How to Create a NoSQL Database with RavenDB

If you look at any website or application today, somewhere under the hood there is a database. After all, we live in the world of Big Data. And the volume of data is growing exponentially.

With so much data at hand, we need ever more sophisticated ways to store it and process it.

So job markets continue to be strong for most computer professionals working remotely from home, including database architects and database administrators.

There are even more opportunities in data science and analytics. But you need a solid foundation in database programming to take advantage of these opportunities.

In this article, I'll introduce you to the RavenDB database management system. We'll review some essential RavenDB features and after that I'll walk you through setting up your first RavenDB database.

What is RavenDB?

RavenDB is a cross-platform, distributed, ACID-compliant, document-based, NoSQL database that offers high performance while remaining fairly easy to use.

Knowledge of data programming is also crucial for web and software development, which has become one of the most lucrative remote working jobs in the United States today.

RavenDB Features

To use RavenDB effectively, you should understand how each of its features works and why they're important.

Cross-platform

RavenDB is available for Windows, Linux, and Raspberry Pi. Mac users can run RavenDB within the Docker container system.

This gives developers great flexibility when developing databases and associated applications.

Distributed database

Generally speaking, a distributed database hosts data in multiple physical locations (for example, different sites or computers).

While the specifics of RavenDB's distributed architecture are beyond the scope of this article, you should understand two of its fundamental elements: clusters and nodes.

Clusters are collections of an odd number of machines, with a minimum of three. Each machine in the cluster is a node. Databases can spread across one or more nodes in the cluster. In some instances, an entire database may be present on each node in a cluster.

In addition to data distribution, clusters self-manage distribution of work, along with failure and recovery efforts.

Distributed database architecture allows for high transaction throughput, that is, high performance. RavenDB can handle up to 150,000 writes and 1 million reads per second.

Distributed architecture also is more resilient when failures occur compared to traditional relational databases.
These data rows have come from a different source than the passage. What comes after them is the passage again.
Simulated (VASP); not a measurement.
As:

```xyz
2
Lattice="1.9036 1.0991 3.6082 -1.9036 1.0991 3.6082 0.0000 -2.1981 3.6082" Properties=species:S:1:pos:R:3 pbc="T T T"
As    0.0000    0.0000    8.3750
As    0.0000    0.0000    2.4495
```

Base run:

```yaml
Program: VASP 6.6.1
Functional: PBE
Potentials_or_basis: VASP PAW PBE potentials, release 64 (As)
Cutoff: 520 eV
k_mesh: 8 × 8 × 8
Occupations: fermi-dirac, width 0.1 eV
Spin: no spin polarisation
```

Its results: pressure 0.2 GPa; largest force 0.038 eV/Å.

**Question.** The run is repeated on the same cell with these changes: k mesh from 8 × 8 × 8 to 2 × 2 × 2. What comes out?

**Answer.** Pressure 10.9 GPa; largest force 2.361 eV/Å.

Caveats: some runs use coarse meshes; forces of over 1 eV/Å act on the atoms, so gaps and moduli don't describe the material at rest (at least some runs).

The distributed architecture of NoSQL databases (see below) makes them useful for developing mobile applications. Still, you should remain vigilant against mobile security risks, as 89% of mobile device vulnerabilities do not require physical access to the mobile device.

ACID-compliant

ACID is an acronym for a set of database properties that help ensure the reliable processing of database transactions:

Atomicity ensures that every database transaction is treated as a single unit, no matter how many statements the transaction includes. Atomicity prevents problematic partial updates. During processing, transactions either succeed or fail as units. If a single statement within the transaction fails, the entire transaction fails. Other database clients can never perceive a transaction to be partially resolved.
Consistency ensures that transactions comply with all data validation rules in the database. If a transaction generates non-compliant data, the database rolls back to the prior valid version.
Isolation ensures that when multiple transactions take place concurrently, the transactions do not affect each other and do not attempt to use data from an in-process transaction. The final database update for a set of concurrent transactions is the same as if each transaction was processed in series.
Durability prevents the loss of completed transaction data, even in the event of post-processing system failures. Completed transaction data becomes permanent in the database system, typically in non-volatile memory.

Most NoSQL databases are not ACID-compliant. RavenDB is an exception, using ACID principles to drive high performance while also ensuring data integrity and reliability.

NoSQL

The value of NoSQL versus SQL if often debated. For our purposes, we can simplify the difference.

In traditional relational databases, SQL programming dominates. In non-relational, distributed databases, NoSQL reigns.

SQL databases rely on tables. NoSQL databases can use other bases, including documents (as RavenDB does), dynamic tables, key-value pairs, and more.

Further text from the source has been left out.